Separating News and State
Separating News and State
By Bill Steigerwald
David Boaz of Cato Institute on defunding pbs/npr
Conservatives and Republicans frequently threaten to cut or eliminate federal funding for PBS and NPR, but it never happens. David Boaz, a veteran libertarian commentator, book author and key executive at the Cato Institute, is a regular consumer of both public radio and public TV, but he still wants to see their taxpayer subsidies abolished. On Monday in Washington, D.C., he made his best argument for the separation of news and state to the Senate Appropriations Subcommittee on Labor, Health and Human Services. I talked to him Wednesday by phone from his offices at Cato.
Q: What was the gist of your testimony in favor of defunding public broadcasting?
A: We wouldn't want the federal government to publish a national newspaper, and we shouldn't want the federal government running a radio and television network. The reason we don't want that is that democracy means lots of voices, debating, arguing, contending, and we shouldn't have the government putting its thumb on the scales of that debate. The government shouldn't be subsidizing one side at the expense of others. If you subsidize a newspaper or a network, it's inevitable that that newspaper or that network is going to reflect the opinions, the perspectives, the biases of the people who run it.

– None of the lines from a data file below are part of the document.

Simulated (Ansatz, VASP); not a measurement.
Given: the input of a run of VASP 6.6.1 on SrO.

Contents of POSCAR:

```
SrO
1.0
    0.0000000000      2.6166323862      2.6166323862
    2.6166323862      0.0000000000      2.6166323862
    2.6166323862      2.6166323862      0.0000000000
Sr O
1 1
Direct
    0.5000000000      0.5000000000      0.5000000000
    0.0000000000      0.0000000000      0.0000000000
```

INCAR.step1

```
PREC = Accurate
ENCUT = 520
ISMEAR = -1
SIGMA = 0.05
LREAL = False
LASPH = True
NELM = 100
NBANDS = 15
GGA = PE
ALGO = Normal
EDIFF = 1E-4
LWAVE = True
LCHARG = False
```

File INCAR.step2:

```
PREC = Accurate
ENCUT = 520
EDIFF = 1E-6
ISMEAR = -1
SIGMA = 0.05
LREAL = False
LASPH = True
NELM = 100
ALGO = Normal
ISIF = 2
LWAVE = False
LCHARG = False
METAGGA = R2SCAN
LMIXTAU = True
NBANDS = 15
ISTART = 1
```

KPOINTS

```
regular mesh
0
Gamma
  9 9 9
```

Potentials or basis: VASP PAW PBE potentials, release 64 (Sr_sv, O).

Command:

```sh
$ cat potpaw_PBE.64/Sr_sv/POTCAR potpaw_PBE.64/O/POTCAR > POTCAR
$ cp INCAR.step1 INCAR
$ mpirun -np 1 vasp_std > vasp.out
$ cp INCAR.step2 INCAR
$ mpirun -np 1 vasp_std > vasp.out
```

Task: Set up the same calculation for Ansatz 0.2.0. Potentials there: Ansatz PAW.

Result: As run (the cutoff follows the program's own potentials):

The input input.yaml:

Q: What's your strongest argument -- to liberals -- for ending the federal funding of PBS and NPR?
A: The reason that liberals should be concerned is that a government-funded network inevitably entangles journalists in politics. They don't like Ken Tomlinson, a Republican-appointed chairman of the Corporation for Public Broadcasting, inquiring about the politics of the shows that he's funding. But that comes with the territory. If you're going to have the taxpayers pay for something, then the taxpayers have the authority to ask what they're paying for. So if you want to keep government out of journalism, you need to keep government money out of it.
Q: What's the lamest arguments liberals and the defenders of government subsidies make?
A: I think their lamest argument is that there is no liberal bias on these networks. I just don't see how you can maintain that with a straight face. As I said to the committee, I'm a libertarian, and so I'm not opposed to the liberal view on everything. I appreciate a lot of the cultural coverage of NPR. I appreciate NPR's skepticism about the religious right and their tilt in favor of gay rights, social tolerance and freedom of expression. But I just do not see how you can listen to NPR on a regular basis, or watch the Bill Moyers show or watch the award-winning documentary series "Frontline," and not see liberal bias. ... All the left-liberal groups jumped into the battle as soon as NPR and PBS were threatened. They want those networks to continue and to continue being funded because they do see them as an effective way of spreading liberal ideas.
Q: Even "Frontline," which does some excellent documentaries, is biased in the issues they cover.
A: Exactly. As I said to the committee, I have never seen a "Frontline" documentary about the burden of taxation, or the burden of regulation, or the number of people who die because they can't get access to drugs because of the FDA, or the number of people who have used a gun to prevent a crime.
Q: Those are all John Stossel episodes on "20/20."
A: They certainly could be, and John Stossel doesn't pretend not to have a point of view. And in the great worldwide marketplace of ideas, it's fine to have Bill Moyers do a show and John Stossel do a show. I just don't think the taxpayers should pay for one and not the other.
Q: What's the moral argument for defunding NPR and PBS?
A: It is that taxpayers should not be forced to subsidize news and opinions. Thomas Jefferson said this 200 years ago. I believe the quote was, "To compel a man to furnish contributions of money for the propagation of opinions which he disbelieves is sinful and tyrannical." When you give taxpayers' money to ideas, it's very similar to giving taxpayers' money to religion. We made a decision in this country: We're going to have freedom of religion, but we're not going to have taxpayers forced to support religions they may not agree with. Similarly, it's a moral objection that taxpayers should not be forced to contribute money to the propagation of opinions they disagree with.
Q: How would PBS pay its own way?
A: Well, it's a $2.5 billion enterprise right now, public broadcasting overall. The government gives them $500 million, and that actually includes some special funding this year. So overall, they get 15 percent of their budget from the federal government. I don't know their budget well enough to know precisely what their lowest priority items are, but you could deal with a 15 percent drop in revenue. Plus, the most effective pledge week in NPR or PBS history would be the one that starts, "The mean Republican Congress has cut out our federal funding." The phones would light up, because if they lost 15 percent of their funding and they went to their loyal listeners and told them that, they clearly would have an outpouring of support. So in the long run they might have even more money.
Q: And both NPR and PBS, unless they are complete idiots, would almost certainly be able to thrive on their own?
A: Yes, I believe that's true. As I said, there might be some consolidation, some elimination of low-rated programs -- things like that. But I believe they would survive and thrive, and they might become more interesting and innovative and provocative. And I might find them even more politically objectionable. But without having to worry about the Republican Congress, they might feel more free to exercise their editorial judgment to the fullest extent.
Q: And we wouldn't even need Air America.
A: (laughs) Well, I don't much think we need Air America now. I love hearing people say, "We need a liberal radio network." I always think, "What is NPR?"